Six on Saturday 08.01.22

Here we are – 2022 – and happy new year to all SoSers out there across the globe. It is summer here of course, and we have been blessed with lots of sunny weather – which has had its consequences in the garden, both positive and negative. Anyway, many thanks to The Propagator who encourages us to share what is going on in our gardens in all parts of the world. Check out the participant guide if you want to join in.

We went off up to glorious Hawke’s Bay for a few days after the new year, as some of you might have seen in the last three posts (lots of pictures of beaches if you feel you need to see some sunshine). There was beach sitting, wine drinking and book reading…and weather forecast checking as it got to over 30C back at home. The terrace in front of the house gets particularly hot, so I was wondering how my plants were getting on. On getting home, before I even unpacked the bags, I was out checking to see what damage, if any had been done. There had been a little rain, so it wasn’t nearly bad as I thought. One of the sage plants succumbed, but I have cut it right back and will see if any new growth appears. The parsley looked sad, but has improved with a little judicious trimming and watering. Meanwhile, the agapanthus, of course, still look fine. Hmmm……

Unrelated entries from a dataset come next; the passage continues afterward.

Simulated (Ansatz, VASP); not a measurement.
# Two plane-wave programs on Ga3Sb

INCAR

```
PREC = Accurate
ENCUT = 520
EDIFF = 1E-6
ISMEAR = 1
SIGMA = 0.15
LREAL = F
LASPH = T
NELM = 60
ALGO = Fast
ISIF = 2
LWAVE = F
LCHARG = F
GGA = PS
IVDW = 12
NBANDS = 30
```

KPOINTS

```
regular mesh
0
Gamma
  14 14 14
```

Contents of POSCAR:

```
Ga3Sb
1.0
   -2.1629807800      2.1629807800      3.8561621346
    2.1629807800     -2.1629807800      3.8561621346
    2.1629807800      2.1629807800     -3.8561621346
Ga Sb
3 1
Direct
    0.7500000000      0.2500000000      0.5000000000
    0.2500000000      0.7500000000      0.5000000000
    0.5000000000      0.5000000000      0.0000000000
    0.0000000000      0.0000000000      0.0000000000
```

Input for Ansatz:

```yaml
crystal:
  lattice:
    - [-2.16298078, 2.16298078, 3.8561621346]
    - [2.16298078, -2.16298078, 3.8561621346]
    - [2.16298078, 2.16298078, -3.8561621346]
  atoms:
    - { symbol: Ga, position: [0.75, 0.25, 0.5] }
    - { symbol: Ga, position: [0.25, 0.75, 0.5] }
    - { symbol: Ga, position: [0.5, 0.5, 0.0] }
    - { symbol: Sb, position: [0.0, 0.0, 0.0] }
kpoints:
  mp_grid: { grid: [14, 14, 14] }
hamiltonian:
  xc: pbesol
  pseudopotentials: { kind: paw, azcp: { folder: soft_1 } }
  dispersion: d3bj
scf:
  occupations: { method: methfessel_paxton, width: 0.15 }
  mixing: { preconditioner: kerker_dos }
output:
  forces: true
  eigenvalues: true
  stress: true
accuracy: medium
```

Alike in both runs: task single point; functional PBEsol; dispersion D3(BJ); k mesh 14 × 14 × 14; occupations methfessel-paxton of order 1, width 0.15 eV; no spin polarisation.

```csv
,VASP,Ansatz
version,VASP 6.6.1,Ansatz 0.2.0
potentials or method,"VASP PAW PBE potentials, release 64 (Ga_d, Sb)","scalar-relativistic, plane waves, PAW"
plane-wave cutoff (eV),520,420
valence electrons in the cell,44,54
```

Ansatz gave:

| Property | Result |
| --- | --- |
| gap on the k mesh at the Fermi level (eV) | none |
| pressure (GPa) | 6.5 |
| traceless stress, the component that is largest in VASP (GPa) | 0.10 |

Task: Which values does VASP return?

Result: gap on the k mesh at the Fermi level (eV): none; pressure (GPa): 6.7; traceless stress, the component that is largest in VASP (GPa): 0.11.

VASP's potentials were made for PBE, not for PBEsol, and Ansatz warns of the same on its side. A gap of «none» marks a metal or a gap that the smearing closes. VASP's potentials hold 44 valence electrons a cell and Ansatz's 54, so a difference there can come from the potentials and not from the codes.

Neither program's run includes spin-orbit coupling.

I was particularly pleased to see the dahlias hadn’t suffered too much. Lots of brown leaves which I have been removing, and one sad looking flower on the Art Fair. The three pictures in the middle are Happy Cream (two pictures taken before we left on holiday) and Pablo, which came into flower while we were away.

At number three, the gorgeous purple flowers on the hostas (one peeping through the stalks of the agapanthus).

Over to herb corner, and before we left on holiday I bought this lavender boysenberry which is supposed to be long flowering and heat resistant – not so sure about that! Anyway, after a good watering the pineapple sage came back to life, and there are flowers on one of the thymes that I guess I should pick to make some flavoured vinegar. The lemon bergamot has produced these very pretty pink/purple flowers.

Next up, the last of the alstroemerias, and lots of seed heads appearing. It was a lovely display again this year, adding some gorgeous colour to the side of the house.

Let’s end the post with a couple of nasturtiums. There are lots more to come – hopefully – judging by what I can see – at least I hope so as need to make more ‘capers’ (if Fred can remind me of his recipe – I remember putting them in salt first?).

That is my six this week, and as usual, I am looking forward to seeing everyone’s beautiful gardens in other parts of the world. Hope you are all well and enjoying your gardens in whatever the season is with you.

You can find Thistles and Kiwis on Facebook, and also on Instagram @thistlesandkiwis.  As for Twitter….am totally inactive these days.  If you want to get in touch, email me on


  1. A lovely array of flowers to come home to after spending time away. I am happy to report there is thunder about and I can hear the swishing of tyres on the road below our house – the light drizzle can only be good for our garden 🙂

    Liked by 1 person

  2. Oh, thank you for the sunshine! I am very happy to share it with you on this cold, extremely wet and windy day. Your Dahlias are so pretty and unblemished, almost makes me want to attempt to grow them again. Almost…

    Liked by 1 person

  3. Your garden faired well while you were away. The dahlias are looking lovely, as are the herbs. I have no luck growing bergamot here unfortunately, and the Hosta flower is delightful! I hope mine will flower this year. I find Alstroemerias very rewarding. Best wishes for a Happy New Year to you too!

    Liked by 1 person

    1. I kept saying to my husband ‘what about my plants’ when we were away…but I was really appy most things were fine, especially my dahlias and to see the hostas in bloom on getting home wa a delight.

      Liked by 1 person

  4. I love the nasturtiums – mine are bedevilled by shade as leaf growth everywhere is monstrous after such a wet season. And capers? Oooh, I missed that from Fred. Fred!!!!! We need your recipe!

    Liked by 1 person

    1. Guess what? I found Fred’s recipe! “Once picked, I cover them lightly with salt for 24 hours, I rinse them, and put them in a jar with vinegar and a mix of coriander, rosemary, pepper and chili : Ready to eat after 2 months.”


    1. February is usually the hottest month. The long range forecast is for a warm autumn, so let’s see what goes on out there! There are a few seeds I planted that are not yet showing signs of life.